What I learned from Photo Bot

It’s been an interesting week since we first released Photo Bot. I thought I’d share a few insights I’ve gathered from examining how each of the AIs performed in response to the dozens of photos that I personally sent, as well as the ones from my friends and others who signed up to use Photo Bot. As a reminder, here’s the link to the demo: https://muxgram.com/photobot

Google

Google is very good at identifying specific details. When I took a photo of a bowl of mussels, Google was the only one that identified the image as “mussels” while Microsoft just saw “food”. Amazon more accurately identified it as seafood — but guessed incorrectly that it was clams. And Google detected mussels as one of its top descriptors.

Furthermore, Google seems especially good at identifying the make and model of a car. In my previous post, I cited the fact that Google accurately identified my car as a BMW X3. More recently, as I was walking home after lunch one day, I took a picture of a nice sports car parked on the side of the road, which it correctly identified as a Ferrari 458.

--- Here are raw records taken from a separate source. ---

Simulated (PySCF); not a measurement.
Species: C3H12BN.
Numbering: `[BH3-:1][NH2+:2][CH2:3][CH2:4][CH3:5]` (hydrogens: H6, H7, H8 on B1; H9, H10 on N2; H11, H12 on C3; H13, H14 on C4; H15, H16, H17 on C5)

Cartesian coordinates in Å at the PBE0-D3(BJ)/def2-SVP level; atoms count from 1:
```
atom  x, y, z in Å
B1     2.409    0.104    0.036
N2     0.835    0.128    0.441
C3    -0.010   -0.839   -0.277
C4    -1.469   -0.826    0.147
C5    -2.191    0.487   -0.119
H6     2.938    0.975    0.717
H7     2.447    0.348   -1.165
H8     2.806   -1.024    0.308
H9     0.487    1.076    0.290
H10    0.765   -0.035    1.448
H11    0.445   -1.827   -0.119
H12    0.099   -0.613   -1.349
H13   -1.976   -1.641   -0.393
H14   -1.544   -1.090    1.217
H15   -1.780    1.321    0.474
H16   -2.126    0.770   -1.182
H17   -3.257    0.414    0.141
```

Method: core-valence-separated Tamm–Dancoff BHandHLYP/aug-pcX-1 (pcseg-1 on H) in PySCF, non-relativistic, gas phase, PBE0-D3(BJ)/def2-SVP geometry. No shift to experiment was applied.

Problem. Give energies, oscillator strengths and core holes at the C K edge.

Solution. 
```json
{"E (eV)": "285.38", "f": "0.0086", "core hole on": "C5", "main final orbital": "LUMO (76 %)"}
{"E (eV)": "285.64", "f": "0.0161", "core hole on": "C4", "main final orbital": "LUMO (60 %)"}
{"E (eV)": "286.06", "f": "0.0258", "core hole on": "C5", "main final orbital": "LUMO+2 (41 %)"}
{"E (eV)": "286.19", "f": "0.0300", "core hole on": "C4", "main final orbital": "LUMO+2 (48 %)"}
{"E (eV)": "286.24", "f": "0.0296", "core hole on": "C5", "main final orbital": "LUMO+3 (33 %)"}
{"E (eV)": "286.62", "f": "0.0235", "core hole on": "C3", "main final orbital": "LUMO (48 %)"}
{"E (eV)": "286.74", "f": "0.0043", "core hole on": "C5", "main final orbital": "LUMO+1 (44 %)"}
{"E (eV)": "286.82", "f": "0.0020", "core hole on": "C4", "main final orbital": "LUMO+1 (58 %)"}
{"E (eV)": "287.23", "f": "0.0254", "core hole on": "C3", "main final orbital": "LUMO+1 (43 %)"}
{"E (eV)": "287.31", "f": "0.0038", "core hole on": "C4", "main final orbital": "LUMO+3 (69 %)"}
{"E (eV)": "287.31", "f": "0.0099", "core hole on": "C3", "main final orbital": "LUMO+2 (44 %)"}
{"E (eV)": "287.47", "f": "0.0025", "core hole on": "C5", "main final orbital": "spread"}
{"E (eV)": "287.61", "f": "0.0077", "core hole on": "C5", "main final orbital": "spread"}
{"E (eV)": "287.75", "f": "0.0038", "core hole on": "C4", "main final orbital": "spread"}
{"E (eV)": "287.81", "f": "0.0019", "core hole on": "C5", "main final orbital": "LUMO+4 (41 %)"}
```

However, Google doesn’t seem to do as well with older models of cars, like with this classic Mercedes 250SL — it only could identify it as an “antique car” or “luxury vehicle”.

Amazon

Amazon seemed more erratic in its performance. Sometimes it would be the only one to identify the object correctly, like this one of a peacock.

But then it would not be able to identify something as simple as a dog in the photo, mistaking it for a potted plant.

Otherwise, Amazon would be in the right ballpark for most general objects, like for this lamp.

Overall, it does OK for simple objects, but when it tries to be specific it tends to be either very wrong, or very right.

Microsoft

Microsoft is very good at composing the relationship of general objects. It completely nailed this photo my friend Karen sent in as “a statue of person riding a horse in the city”.

Same thing with this photo from my friend Geoff, while he was driving : “a car driving down a busy highway” was the result.

But Microsoft can also create very nonsensical descriptions, like this one of a tow truck: “a yellow and black truck sitting on top of a car”.

And because Microsoft tends to look for general objects it’s already familiar with, like a car or a road, it can completely miss the most prominent object in the photo. In this case, it missed the mailbox, and only sees the car parked on the side of a road. (To be fair, in this photo, all three missed the mailbox.)

So where does this all lead?

These comparisons make me think about user expectations. When submitting photos, people seemed to want Photo Bot to work like web search — if I send a picture of a restaurant, the AI should identify the specific restaurant. A picture of a skyscraper should identify which skyscraper it is. If there’s a picture of a shampoo bottle, people expect it to identify the specific product.

That expectation may be a window into connecting the offline and online worlds. If a computer vision AI system could identify a specific product, landmark, location of the image, and do it in real time, now that would be amazing. I think this experiment also points to the fact that AR might be the ideal device to manifest this computer vision AI. Given what I’ve seen so far with Photo Bot, I don’t think it’s ready yet, though it’s probably much closer than the general public might assume.

If Magic Leap actually delivers on its promise, and Google Lens performs exceptionally well with a very high detection rate in the real world, that could be a killer combination. But I do wonder if initial successes will instead come from enterprise applications, and not consumer products. True, that’s different from what’s happened in the last couple of decades: Google, Facebook, and Amazon all grew into massive consumer product successes. But for decades before that, Microsoft, IBM, Intel, were built on enterprise success. Apple is the anomaly, which has spanned both eras with phenomenal success.

In the next couple of decades, the emerging technologies like AI, self-driving cars, AR/VR and drones may go back to enterprise success. This is not to say that such technologies won’t reach the average consumer eventually, but it might be enterprise that will create the first successful business model that will define the next generation of tech companies.

All of this reminds me of the classic 1969 Honeywell ad for the “Kitchen Computer”, when the company was trying (very early!) to sell the notion of a computer for everyday use and it’s predictably awful that the popular use they envisioned was for women in kitchens. I do think companies will try to sell AI, VR, drones, etc. for the mass market from the get-go (in fact they are already doing so), but as with the Kitchen Computer, my guess is that there will be a mismatch on timing between when the average consumer is ready and when the technology is good enough. Those with the resources (Google, Amazon, Apple, Facebook) can stick it out for long-term wins—and startups that dig into this arena too early for consumer use may not make it.